Item 1.01 |
Entry Into A Material Definitive Agreement. |
Fourth Amendment to Amended and Restated Letter of Credit Reimbursement Agreement
On October 31, 2023, Renaissance Reinsurance Ltd. (“RRL”), a subsidiary of RenaissanceRe Holdings Ltd. (the “Company”), entered into the Fourth Amendment to Amended and Restated Letter of Credit Reimbursement Agreement (the “Fourth Amendment”), by and among RRL, as borrower, ING Bank N.V., London Branch (“ING”), as agent (the “Agent”) and as a lender, and Bank of Montreal, London Branch, as a lender (“BMO” and, together with ING, the “Lenders”), which amended the Amended and Restated Letter of Credit Reimbursement Agreement, dated as of November 7, 2019 (as amended, the “Reimbursement Agreement”), evidencing a secured letter of credit facility (the “Facility”) and providing for the issuance of a letter of credit (the “Letter of Credit”) for the account of RRL to support business written by RRL’s Lloyd’s syndicate, Syndicate 1458.

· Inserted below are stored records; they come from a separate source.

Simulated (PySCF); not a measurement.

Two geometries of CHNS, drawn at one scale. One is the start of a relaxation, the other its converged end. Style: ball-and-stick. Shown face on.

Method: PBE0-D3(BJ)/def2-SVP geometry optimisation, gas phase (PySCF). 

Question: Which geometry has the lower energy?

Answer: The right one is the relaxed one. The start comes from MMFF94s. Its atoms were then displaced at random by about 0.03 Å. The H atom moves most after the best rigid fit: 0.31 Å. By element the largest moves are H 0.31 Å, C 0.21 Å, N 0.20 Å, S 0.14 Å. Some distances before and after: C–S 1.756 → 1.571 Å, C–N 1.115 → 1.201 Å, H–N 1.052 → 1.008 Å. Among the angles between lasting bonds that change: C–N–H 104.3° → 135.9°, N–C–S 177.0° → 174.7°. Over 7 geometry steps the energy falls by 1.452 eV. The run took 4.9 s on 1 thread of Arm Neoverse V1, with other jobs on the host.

Pursuant to the Fourth Amendment, (i) the stated amount of the Letter of Credit was reduced from $275 million to $225 million; (ii) the term of the Facility was extended until the date that is four years from the date of notice from ING to the beneficiary of the Letters of Credit, which notice is required to be given not later than December 31, 2023 and (iii) a new provision was added to provide customary rights and obligations to the Agent and the Lenders should an erroneous payment occur.
The descriptions of the Fourth Amendment and Facility contained herein are qualified in their entirety by reference to the Fourth Amendment, a copy of which is attached hereto as Exhibit 10.1 and is incorporated herein by reference, and the Reimbursement Agreement, a copy of which was previously filed.
Amendment to Master Agreement for Issuance of Payment Instruments
On November 1, 2023, RRL and certain other subsidiaries of the Company, RenaissanceRe Specialty U.S. Ltd. (“RSUSL”), Renaissance Reinsurance U.S. Inc. (“RRUS”) and RenaissanceRe Europe AG (“RREAG” and together RRL, RSUSL and RRUS, collectively, the “Unsecured Companies”) entered into an Amendment to Master Agreement for Issuance of Payment Instruments (the “Unsecured Facility Amendment”) by and among the Unsecured Companies and Citibank Europe Plc (“CEP”), which amended the Master Agreement for Issuance of Payment Instruments, dated March 22, 2019 (the “Unsecured Master Agreement”) by and among the Unsecured Companies and CEP.
The Unsecured Master Agreement evidences an uncommitted, unsecured letter of credit facility pursuant to which CEP or one of its correspondents may issue letters of credit in multiple currencies for the account of one or more of the Unsecured Companies. The obligations of the Unsecured Companies under the Unsecured Master Agreement are guaranteed by the Company.
The Unsecured Facility Amendment, among other things, (i) increased the minimum size of financial indebtedness necessary to trigger a cross default to $200 million (up from $100 million) and (ii) added a requirement that CEP provide notice of certain failures to pay before a non-payment Event of Default occurs.
The descriptions of the Unsecured Facility Amendment and Unsecured Master Agreement contained herein is qualified in its entirety by reference to the Unsecured Facility Amendment, a copy of which is attached hereto as Exhibit 10.2 and is incorporated herein by reference, and to the Unsecured Master Agreement, a copy of which was previously filed.
Accession Undertaking
On November 1, 2023, Validus Reinsurance, Ltd. (“VRB”) and Validus Reinsurance (Switzerland) Ltd (“VRS”) entered into an Accession Undertaking by and among VRB, VRS and CEP (the “Accession Undertaking”) pursuant to which VRB and VRS each acceded to the Unsecured Master Agreement and acceded to the rights, and assumed the obligations, of a “Company” thereunder.